Ferrari 849 Testarossa: brilliant, yes, but does it need a V12 to really sing?
Its design has split opinion, its SF90 predecessor is unloved... time to see if the new 849 TR can right the ship
Aesthetics are so subjective that it seems a fool’s errand to address them at length here. However, this is a new Ferrari. And one that adopts the name Testarossa. A car that is almost exclusively remembered and revered for the way it looks. Pure excess sculpted from aluminium and fuelled by rampant optimism and strong narcotics. All the wildest parts of 1980s culture in one glorious wedge of side straked madness. To invoke the Testarossa for a new model is a big statement and its styling is clearly going to be scrutinised.
Which is the problem. Responses to the new 849 Testarossa – essentially an SF90 replacement priced from £407,617 – have ranged from the obvious (“It doesn’t look like a Testarossa”) to the damning (“Please bring back Pininfarina”).
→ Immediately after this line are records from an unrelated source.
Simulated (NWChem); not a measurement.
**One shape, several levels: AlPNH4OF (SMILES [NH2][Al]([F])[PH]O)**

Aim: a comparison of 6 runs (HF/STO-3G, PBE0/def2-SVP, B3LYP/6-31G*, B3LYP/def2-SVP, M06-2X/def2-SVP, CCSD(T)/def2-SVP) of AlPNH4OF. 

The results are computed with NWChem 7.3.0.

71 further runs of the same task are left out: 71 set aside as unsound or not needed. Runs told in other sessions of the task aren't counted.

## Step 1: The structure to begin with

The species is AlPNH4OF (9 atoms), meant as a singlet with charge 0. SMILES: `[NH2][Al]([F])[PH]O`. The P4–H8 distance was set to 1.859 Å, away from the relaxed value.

I’ve yet to find anybody who is overwhelmingly positive about the design. Usually this could be shrugged off. Ferrari is a whole different beast to pretty much any other car manufacturer, and its soaring profits and customers clamouring just to be considered worthy of an allocation defy normal logic.
Photography: John Wycherley
Lately, though, Ferrari’s incredible momentum – or at least the perception of it – has slowed. For the first time in living memory, Ferrari residuals are really struggling and the lack of enthusiasm for its hybrids is undeniable. After drip feeding news about its new EV model to the media, the share price dipped again and is down 30 per cent in the past 12 months. Suddenly, each and every new model launch looks critical, and so the lukewarm sentiments around the 849 Testarossa must make for alarming reading. Especially when you consider the tumbling used prices of the outgoing SF90.
The good news is that from a dynamics standpoint, Ferrari rarely misses. The simply stunning F80 and wildly entertaining 296 Speciale prove beyond doubt that there’s still plenty of magic to go around in Maranello. And you sense a bit of wounded pride regarding the SF90 which, we shouldn’t forget, was its first ever go at a plug-in hybrid with an electrically driven front axle.
It had its moments, especially when specified with the Assetto Fiorano package, but never felt like a fully resolved, perfectly honed product. The 849 Testarossa sticks to essentially the same formula, but the level of attention to detail in every area and the enhanced understanding of all the tools at its disposal has clearly taken a giant leap forwards.
So, in the raw... how does it look? Awkward at times, stunningly aggressive at others. I wouldn’t call it an obvious winner but, as with the 12Cilindri, the styling is more convincing when you spend a bit of time in its company. And once Ferrari reveals that the new car’s look is more a tribute to the 512 S and 512 M prototype racers of 1969 and 1970 than the Testarossa of the 1980s, the twin-tail rear spoiler treatment makes a lot of sense and feels somehow cooler and more authentic.
Time is tight: there’s biblical rain forecast for the Monteblanco circuit and surrounding roads near Seville. The track is damp, but even so, I’m advised to start with the Manettino in Race (as usual it cycles through Wet, Sport, Race, CT Off and ESC Off), and the e-Manettino in Qualifying mode. This essentially gives you full electrical assist and depletes the 7.45kWh battery in five to six laps of Fiorano or one lap of the ’Ring.
Other modes are eDrive (should you want to experience a FWD electric Ferrari for 15–16 miles), Hybrid and Performance, which gives sustained, consistent performance but not quite the wallop of Qualifying.
First impressions are right on the cusp of overwhelming. The 4.0-litre twin turbocharged V8 is thoroughly overhauled and has a new block, new heads and the biggest turbochargers ever fitted to a Ferrari road car, featuring F80-derived low friction bearings. It also has much improved cooling, lighter camshafts and titanium fixings used throughout, as well as a new fully Inconel exhaust system.
It produces 819bhp all on its own and revs to 8,300rpm. Supplemented by an electric motor in the eight-speed dual-clutch transmission and two further motors for the front axle that allow true torque vectoring, the total output is 1,036bhp. Enough to propel 1,570kg (dry, with lightweight options fitted) with outrageous ease. The Testarossa is searingly, relentlessly fast.
The gearbox adds to the frenzied feel. It’s fantastic, with more than a hint of the sheer aggression and racecar punch of the F80’s shift and the tight, instant, almost breathless response brings some real physicality to the experience. Yes, we all love a great manual gearbox, but the Testarossa’s dual clutch system is a reminder that a scintillating paddleshift can bring its own thrills and rewards. Nobody does it better.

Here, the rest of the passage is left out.